Why are we discussing this...

Just become a precinct delegate. and stop talking about anything further than that...

Grace be to you, and peace, from God our Father, and from the Lord Jesus Christ.

In The LORD Jesus Christ;
Dave

"where the Spirit of the LORD is, there is liberty." 2 Cor. 3:17

http://www.lionandlambministry.com

Yes Yes Yes

...We have to get delegates to have a delegate strategy.

The campaign knows what it's doing. Do a little research on how the process works and you'll see that this isn't some kind of "loophole" or "trick," it's the way the GOP set up its own primary system a long time ago.

Remember that brokered conventions were once the norm. Only in recent decades has it become normal for someone to lock up the nomination months before the convention - and that's only because they all play for the same team and so no one exploits the system to force a brokered convention. Well, we are, because we don't play for their team, and we want to win.

So, again, I say don't think of the delegate strategy as some kind of long-shot or weirdo trick. This is how GOP primaries SHOULD BE, and how they always were until fairly recently. The alternative is the weirdo trick, not what we're doing.

The way I understand it is

The way I understand it is that, we're not planning to surprise everyone with delegates in the FIRST round of voting, but rather we want a brokered convention in which ALL the delegates are unbound in the second round. It wouldn't seem like an underhanded approach if Ron Paul won a majority of delegate votes there.

"The principle can be established that for a man who does not cheat, what he believes to be true must determine his action."
-- Albert Camus, The Myth of Sisyphus

Not enough unpledged

delegates to cause such a giant stir. While the Campaign may have taken tons more delegates than the average fox news zombie is currently aware off...Paul needs to start winning states to remain in the race to get to that point.

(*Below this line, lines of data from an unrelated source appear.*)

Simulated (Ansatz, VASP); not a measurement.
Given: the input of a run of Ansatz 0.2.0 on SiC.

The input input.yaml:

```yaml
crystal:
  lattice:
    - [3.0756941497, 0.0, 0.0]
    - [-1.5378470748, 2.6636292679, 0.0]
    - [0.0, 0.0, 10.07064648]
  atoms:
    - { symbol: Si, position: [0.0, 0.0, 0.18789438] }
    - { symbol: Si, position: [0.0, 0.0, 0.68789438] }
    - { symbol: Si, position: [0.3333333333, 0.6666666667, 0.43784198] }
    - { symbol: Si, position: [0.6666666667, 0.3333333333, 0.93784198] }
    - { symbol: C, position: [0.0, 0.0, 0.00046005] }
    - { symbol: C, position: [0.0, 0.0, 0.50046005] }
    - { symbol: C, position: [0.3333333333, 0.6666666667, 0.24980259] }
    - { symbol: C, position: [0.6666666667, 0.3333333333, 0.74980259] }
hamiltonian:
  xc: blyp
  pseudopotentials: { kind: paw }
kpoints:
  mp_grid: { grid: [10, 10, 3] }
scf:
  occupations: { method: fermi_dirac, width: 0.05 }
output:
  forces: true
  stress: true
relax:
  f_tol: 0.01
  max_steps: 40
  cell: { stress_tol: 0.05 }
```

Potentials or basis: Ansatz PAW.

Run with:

WITH OUT A BIG DAY ON SUPER TUESDAY WE CANT WIN ANYTHING

Alaska (27)
Georgia (76)
Idaho (32)
Massachusetts (41)
North Dakota (28)
Ohio (66)
Oklahoma (43)
Tennessee (58)
Vermont (17)
Virginia (49)

437 delegates

IMO...

...we have a very good shot at winning Alaska, Idaho, and N. Dakota outright. And a good chance at winning Virginia if we get some momentum from a win in either Washington or Michigan before Super Tuesday. And then a good shot at placing well in some of the others.

Agree on those states

What about Vermont? I haven't heard much but if its anything like New Hampshire or Maine we could be in good shape there as well.

Hopefully the Newt and Santorum leaders will push their followers to vote for Paul in Virginia.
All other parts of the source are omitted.